April 1998 to October 2000

Operations Bureau (Serpas)

It all started, as many questionable career moves do, at a crawfish boil. I was at Le Bon Temps Roule on Magazine Street—beer in hand, elbows deep in crawfish juice, surrounded by co-workers. Second District Captain Louis Dabdoub was talking with Chief of Operations Bureau Ronal Serpas. My best friend, Doug Baudier, had somehow landed a gig working for Serpas at the Operations Bureau. Office job. Big title. Coffee with the brass. That sort of thing.

Doug, ever the overachiever, was about to leave for a much better job with Cox Communications. On his way out, he casually recommended me as his replacement. So, Serpas looks at me and says something like, “You interested?” I, very stupidly, responded with something like, “Ah, no thanks, Chief. I really like what I’m doing.” Serpas looked at me and said words that would stick with me forever: “I wasn’t asking.” And that was that.

My First Day:  The Hostage Situation

The night before I was to report to Operations Bureau, I made a small tactical error in judgment—namely, sneaking into a girl’s house while her parents were home. Romantic? Sure. Smart? Not even a little.

Morning comes. I’m up early, ready to sneak out, go home, shower, and report to my new post with the literal Chief of Operations. Except—plot twist—her parents are awake. And I’m not going anywhere. I’m trapped. Hiding. Like a teenage boyfriend in a sitcom.

I panicked and did what any self-respecting adult in law enforcement would do: I called Doug. “DUDE. What do I tell Serpas?!” Doug, with the calm and wisdom of a man who was leaving this job forever, said: “Tell him exactly what you just told me.” Now, this felt like terrible advice. But I had no other cards to play.

So I showed up late, heart pounding, and laid it all out. Serpas listened. Stared at me. Then cracked a smile. He laughed and said he was just glad I didn’t feed him some lame excuse like a flat tire. From that moment on, we got along just fine. Trust built on honesty, and a shared appreciation for not being lied to first thing in the morning.  

The Job: Office Life, Intelligence, and Invisible Value

The assignment itself? Not much to write home about. Office work. Admin stuff. Memos. Meetings. Graphs. I was the human equivalent of a filing cabinet for a while. But I learned a lot. I got to see how the department actually functioned—where the gears turned, where the rust was, who really made the calls.

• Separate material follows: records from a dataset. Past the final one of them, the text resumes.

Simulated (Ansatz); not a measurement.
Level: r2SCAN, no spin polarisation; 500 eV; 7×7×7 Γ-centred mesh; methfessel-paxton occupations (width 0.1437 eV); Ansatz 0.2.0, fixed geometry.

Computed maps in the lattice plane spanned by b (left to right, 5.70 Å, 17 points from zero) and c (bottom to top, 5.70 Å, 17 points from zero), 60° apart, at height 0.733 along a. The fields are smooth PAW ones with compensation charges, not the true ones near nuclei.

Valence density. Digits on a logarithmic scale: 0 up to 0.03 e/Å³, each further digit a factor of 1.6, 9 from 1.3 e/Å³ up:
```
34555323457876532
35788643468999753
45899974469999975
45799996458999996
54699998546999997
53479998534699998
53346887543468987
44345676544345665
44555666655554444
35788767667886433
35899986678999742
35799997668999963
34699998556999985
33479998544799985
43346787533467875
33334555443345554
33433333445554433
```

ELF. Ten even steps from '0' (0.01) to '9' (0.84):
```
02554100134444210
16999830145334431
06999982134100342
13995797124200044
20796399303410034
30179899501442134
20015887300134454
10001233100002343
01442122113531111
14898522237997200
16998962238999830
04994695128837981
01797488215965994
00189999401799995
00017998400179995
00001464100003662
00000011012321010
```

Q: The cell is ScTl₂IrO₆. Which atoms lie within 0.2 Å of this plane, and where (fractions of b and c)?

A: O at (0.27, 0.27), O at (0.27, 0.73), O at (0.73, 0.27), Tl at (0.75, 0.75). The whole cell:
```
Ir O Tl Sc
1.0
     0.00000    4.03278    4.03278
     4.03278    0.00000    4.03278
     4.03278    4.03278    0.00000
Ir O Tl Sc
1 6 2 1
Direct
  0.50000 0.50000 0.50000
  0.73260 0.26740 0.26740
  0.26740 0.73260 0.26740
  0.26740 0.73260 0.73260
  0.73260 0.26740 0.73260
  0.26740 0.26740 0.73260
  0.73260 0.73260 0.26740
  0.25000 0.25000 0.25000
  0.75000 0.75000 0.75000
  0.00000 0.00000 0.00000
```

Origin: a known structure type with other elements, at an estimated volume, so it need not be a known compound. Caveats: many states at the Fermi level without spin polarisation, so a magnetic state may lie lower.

I had access to all kinds of inside information, and I kept every bit of it to myself. That part ended up mattering more than I realized. It built trust. It showed people I could be discreet, even when I didn’t want the job in the first place. And it gave me the tools I’d use later, as I moved up through the ranks.

I’d seen firsthand what worked, what didn’t, and what kind of BS to look out for when the PowerPoint started rolling. So yeah, I didn’t ask for the job. But it ended up being a pretty solid gift wrapped in paperclips and bureaucratic nonsense. Thanks, crawfish.